For good reason, the Gaslight Anthem has been held up as torchbearers of Springsteen & the E Street Band’s burning, blue-collar rock sound. The quartet’s career-making sophomore album, “The ‘59 Sound” - a 2008 year-end favorite for many music critics and No. 1 with eMusic.com subscribers - is rife with anthemic choruses, top-down-muscle-car guitar riffs and songs with characters named Mary and Bobby Jean. The song “High Lonesome” even lifts lyrics straight from Bruce’s “I’m on Fire” to great effect.


The Gaslight Anthem is really not all about the Boss, though, insisted Rosamilia. He backed up that claim, too, as he listed the albums he’d just acquired from Vintage Vinyl near the band’s hometown of New Brunswick: Some ABBA, early Fleetwood Mac and one Godflesh record.


New Brunswick is “gray, gloomy and industrial,” Rosamilia said, but it’s also home to a big college-student population (from Rutgers University) and not 100 percent Springsteen territory.


“I honestly didn’t really start listening to him until I was in this band,” Rosamilia said. Instead, he points the finger to singer/guitarist Brian Fallon. “He’s really integral to Brian as an influence, but not so much the rest of us. Alex (Levine, bassist) was probably most influenced by the Clash, and Ben (Horowitz, drummer) totally grew up in the independent/hard-core punk scene. And then my biggest influences were bands like the Smiths and the Cure.”

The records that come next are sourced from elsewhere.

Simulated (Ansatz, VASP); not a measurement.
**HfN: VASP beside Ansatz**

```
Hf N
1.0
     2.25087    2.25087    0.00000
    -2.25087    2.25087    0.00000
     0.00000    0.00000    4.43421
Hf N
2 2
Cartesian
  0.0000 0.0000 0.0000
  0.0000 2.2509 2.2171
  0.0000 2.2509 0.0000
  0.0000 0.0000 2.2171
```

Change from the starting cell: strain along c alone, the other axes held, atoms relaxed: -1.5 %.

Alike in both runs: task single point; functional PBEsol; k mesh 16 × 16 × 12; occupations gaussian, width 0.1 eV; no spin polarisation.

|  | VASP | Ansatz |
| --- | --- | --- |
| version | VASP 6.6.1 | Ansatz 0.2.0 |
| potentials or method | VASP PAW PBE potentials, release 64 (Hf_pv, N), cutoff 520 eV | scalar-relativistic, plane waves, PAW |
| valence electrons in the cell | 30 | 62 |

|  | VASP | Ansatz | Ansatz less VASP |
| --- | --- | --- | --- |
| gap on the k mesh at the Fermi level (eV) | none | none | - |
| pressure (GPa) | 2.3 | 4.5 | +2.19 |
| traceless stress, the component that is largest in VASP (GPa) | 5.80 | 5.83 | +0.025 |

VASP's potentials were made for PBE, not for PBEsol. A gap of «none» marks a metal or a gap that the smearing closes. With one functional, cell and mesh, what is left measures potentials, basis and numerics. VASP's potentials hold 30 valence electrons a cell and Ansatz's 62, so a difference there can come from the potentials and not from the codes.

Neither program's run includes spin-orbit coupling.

Before “‘59 Sound,” the band definitely had more of a punk sound, which earned them a slot on the Warped Tour and other punk-centric gigs. Recently the Anthem toured with Chicago’s popular sociopolitical punk band Rise Against, testing the waters for how the Boss-like music on “‘59 Sound” would go over in front of a crowd of Rancid- and NOFX-loving youths.


“Actually, the punks like their Springsteen,” Rosamilia said. “I was surprised by it myself, but I suppose there’s sort of a blue-collar, unpretentious connection to him.”


The band didn’t go into the making of “‘59 Sound” expecting to make such an E Street-sounding record, Rosamilia said. “We wanted to do something that we were really proud of, something that harked back to soul music and stuff from the late ‘50s and early ‘60s.”


There’s definitely more nostalgia on “‘59 Sound” than just the Springsteen elements. The disc opens and closes with a hissing needle-on-vinyl sound - as if it, too, came out of a vintage record store. And the lyrics are loaded with imagery that could have been on albums owned by the band members’ parents, including the lamenting memories in the urgent rocker “Great Expectations” (“It’s funny how the night moves/Humming a song from 1962”) and the references to vintage cars in such songs as “Old White Lincoln.”


“I did actually own a Monte Carlo Super Sport at one point, a muscle car,” Rosamilia said. “So sure, why not - we’ll take that stereotype about us.”


He said the band members are also fine living with the image that they’re total Springsteen acolytes - at least for now. They were handpicked by the Boss to open for him this summer at a show in London’s Hyde Park. Springsteen reportedly lavished praise on Fallon when the two had their first encounter a couple months ago.


“It’s all great,” Rosamilia said, “but we also don’t want to be pigeonholed.”


Thinking on it, he added, “It’s already kind of happened, though. I don’t think I’ve done an interview since the record came out where that name isn’t mentioned. Our next record should hopefully change all that, though. Brian is even making it a point to stay away from the Springsteen thing.”


Here’s hoping they don’t get too far away from it. No retreat, baby, no surrender.


___


MORE SPRINGSTEEN SOUNDALIKES


The Gaslight Anthem might be the most overt, but here are some other acts whose members have obviously heard a Springsteen album or two:


THE HOLD STEADY: The New York-based, Twin Cities-reared quintet made it cool for indie-rock bands to bring back piano, big choruses and songs about hanging out in bars. Last year’s CD “Stay Positive” even had horns on it. Springsteen himself asked the group to cover “Atlantic City” on the new benefit album, “War Child: Heroes.” Key track: “Stuck Between Stations.”


MARAH: These Philly rockers were originally signed and produced by Nashville’s biggest Springsteen fan, Steve Earle, and they’re great at incorporating the doo-wop and Phil Spector sounds that influenced the Boss on top of their desperate, workingman lyricism. Key track: “Santos de Madera.”


THE KILLERS: For one record only, 2006’s “Sam’s Town,” the Las Vegas quartet tried on Bruce’s blue collar. That they’ve gone back to playing anthemic dance-rock tells you what most critics and fans thought of the band’s short-lived stay in Asbury Park. Key track: “When You Were Young.”


THE ARCADE FIRE: This nine-member Canadian band clearly owns more Bowie than Boss, but amid its arty and wonderfully archaic orchestral sounds, frontman Win Butler’s evocative, religion-tinged lyrics and urgent vocals often fall squarely between “Nebraska” and “Darkness on the Edge of Town.” Key track: “Antichrist Television Blues.”